Question

FASTA file with taxid, want to obtain lineage and put into header

0

Entering edit mode

6.6 years ago

mariahaguiar001 • 0

Hello all,

I have a fasta file with sequences labelled with their NCBI taxid, it looks like:

>669613 
GACTTAATTGG....
>15371
GACTTGATTGTATTGAGCCTT...

I want to get the lineage for it to obtain a header like:

>669613;tax=d:Eukaryota,p:Tracheophyta,c:Magnoliopsida,o:Polygonales,f:Polygonaceae
GACTTAATTGG....

Where d: domain, p: phylum, c: class, ect.

Is there some way to do this not manually? I have downloaded the NCBI taxonomy, the taxdump file.

FASTA taxonomy taxdump NCBI • 5.7k views

ADD COMMENT • link updated 6.6 years ago by Chris S. ▴ 340 • written 6.6 years ago by mariahaguiar001 • 0

4

Entering edit mode

6.6 years ago

Chirag Parsania ★ 2.0k

Here, I assume that you know bit of R programming and you can tweak R functions.

I wrote a R function to get NCBI kingdom names from ncbi taxonomy id. You can modify function to get various level of taxonomy and then create your own fasta header. In the given function below, you can define taxonomy level in the parent function to get the taxid of that level. For e.g. I asked for level kingdom id : 3rd argument --> (parent(id,taxdir,"kingdom",nodes)). Similarly you can ask for species, class, phylum etc. Once you the desired level taxid obtained, i use function sciname to get the taxname of given id.

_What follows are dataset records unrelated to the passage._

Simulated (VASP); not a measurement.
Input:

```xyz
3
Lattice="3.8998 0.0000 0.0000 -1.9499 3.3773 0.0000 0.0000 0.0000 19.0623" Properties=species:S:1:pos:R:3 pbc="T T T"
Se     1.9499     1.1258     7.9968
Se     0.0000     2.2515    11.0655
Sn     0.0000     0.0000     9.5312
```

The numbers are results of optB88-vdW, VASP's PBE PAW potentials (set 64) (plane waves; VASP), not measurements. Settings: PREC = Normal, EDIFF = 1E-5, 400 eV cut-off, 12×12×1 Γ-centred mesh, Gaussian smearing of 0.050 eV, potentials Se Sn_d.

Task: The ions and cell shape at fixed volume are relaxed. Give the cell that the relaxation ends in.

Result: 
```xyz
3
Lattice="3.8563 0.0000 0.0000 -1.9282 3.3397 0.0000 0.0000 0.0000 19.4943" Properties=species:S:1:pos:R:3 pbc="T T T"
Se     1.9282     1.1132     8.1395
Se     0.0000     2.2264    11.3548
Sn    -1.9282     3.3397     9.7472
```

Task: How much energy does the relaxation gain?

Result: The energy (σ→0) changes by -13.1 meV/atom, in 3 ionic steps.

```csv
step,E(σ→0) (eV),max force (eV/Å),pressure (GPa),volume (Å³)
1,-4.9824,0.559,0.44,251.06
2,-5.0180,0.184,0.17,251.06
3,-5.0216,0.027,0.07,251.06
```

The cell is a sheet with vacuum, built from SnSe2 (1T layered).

#' Title : getKingdomNameFromNcbiTaxId
#' @description  : for a given vector of valid ncbi taxid retrieve corresponding kingdom id and kingdom name
#' @param inputTaxId : A vector of valid NCBI taxonomy ids 
#' @param n_threads  : A numeric value of maximumn number of threads used, default 3
#' @param ncbi_taxdir : Directory path containing ncbi taxonomy dump files
#'
#' @return : A data.frame with colanmes taxid, kingdom_id , sp_name
#' @export
#'
#' @examples

getKingdomNameFromNcbiTaxId <- function(inputTaxId , n_threads = 3 , ncbi_taxdir = "path/to/ncbi_taxonomy_files/"){

        ## load libraries 
        library("CHNOSZ")
        library("parallel")

        ## test variables 
         # inputTaxId <-  unique(mapped$staxid)
         # ncbi_taxdir = "/Users/chiragparsania/Documents/Projects/LiAng_Data/horizontal_gene_transfer/8_R/ncbi_taxonomy_files/"
         # n_threads = 6
        # 
        inputTaxId <- unique(inputTaxId)

        ## load NCBI taxonomy files 
        names <- getnames(taxdir = ncbi_taxdir)
        nodes <- getnodes(taxdir= ncbi_taxdir)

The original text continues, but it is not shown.